Researchers at the University of Waterloo uncovered the problem while examining a discrepancy between scientific data and anecdotal evidence in southern India.


Reports on thousands of wells and satellite images taken between 1996 and 2016 suggested groundwater levels were rising, good news in an area where it is vitally important for agriculture.


At the same time, however, fieldworkers were hearing more stories from farmers about wells running dry, suggesting levels were actually declining.


Researchers solved the apparent paradox by first obtaining census data that backed up the anecdotal evidence. It showed, for example, that more farmers were digging expensive deep wells in the hard-rock aquifer.


“If indeed groundwater levels are going up, why would farmers choose to pay more and dig deeper wells?” asked Nandita Basu, a civil and environmental engineering professor. “It didn’t make sense.”


Researchers then examined the well data and found that those with missing water level data were often excluded from analysis because they were considered unreliable.


When the excluded wells were added back into the mix, the results confirmed the evidence from farmers that groundwater levels were decreasing, not increasing.
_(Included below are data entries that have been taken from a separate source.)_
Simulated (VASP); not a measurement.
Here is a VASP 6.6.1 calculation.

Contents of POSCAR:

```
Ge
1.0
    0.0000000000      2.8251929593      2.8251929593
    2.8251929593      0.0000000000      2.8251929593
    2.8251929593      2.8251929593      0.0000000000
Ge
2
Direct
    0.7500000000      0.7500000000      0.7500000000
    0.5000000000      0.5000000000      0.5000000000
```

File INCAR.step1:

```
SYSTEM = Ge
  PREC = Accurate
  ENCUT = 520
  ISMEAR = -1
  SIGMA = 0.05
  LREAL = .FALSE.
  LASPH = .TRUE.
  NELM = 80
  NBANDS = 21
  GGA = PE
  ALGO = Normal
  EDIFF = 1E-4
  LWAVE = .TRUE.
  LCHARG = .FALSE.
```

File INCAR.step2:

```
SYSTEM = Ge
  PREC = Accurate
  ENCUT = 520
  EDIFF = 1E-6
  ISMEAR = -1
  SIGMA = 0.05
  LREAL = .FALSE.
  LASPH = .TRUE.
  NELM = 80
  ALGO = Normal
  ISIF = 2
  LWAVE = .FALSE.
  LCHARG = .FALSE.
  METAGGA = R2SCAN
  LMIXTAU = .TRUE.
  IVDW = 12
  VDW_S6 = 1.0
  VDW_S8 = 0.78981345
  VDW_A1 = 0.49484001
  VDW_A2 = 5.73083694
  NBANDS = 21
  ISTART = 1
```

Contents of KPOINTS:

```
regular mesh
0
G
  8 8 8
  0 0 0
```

“They were systematically picking the wells with a lot of data and potentially ignoring the wells that were going dry because they had incomplete data,” said Tejasvi Hora, an engineering PhD student who led the research.


The culprit was identified as something called ‘survivor bias,’ a statistical phenomenon that results in the exclusion of negative data.


When wells ran dry, there were no water levels to report. That created gaps in reports for those wells, and their incomplete data was then discarded as inferior to the complete data from good wells that hadn’t run dry.


Basu, also a professor of earth and environmental sciences and a member of the Water Institute at Waterloo, said the lesson from southern India is applicable anywhere in the world that groundwater levels are monitored and analyzed.


“Our main point is that bad data is good data,” she said. “When you have wells with a lot of missing data points, that is telling you something important. Take notice of it.”


“Whenever you’re focusing only on complete data, you should take a step back and ask if there is a reason for the incomplete data, a systematic bias in your data source,” Hora said.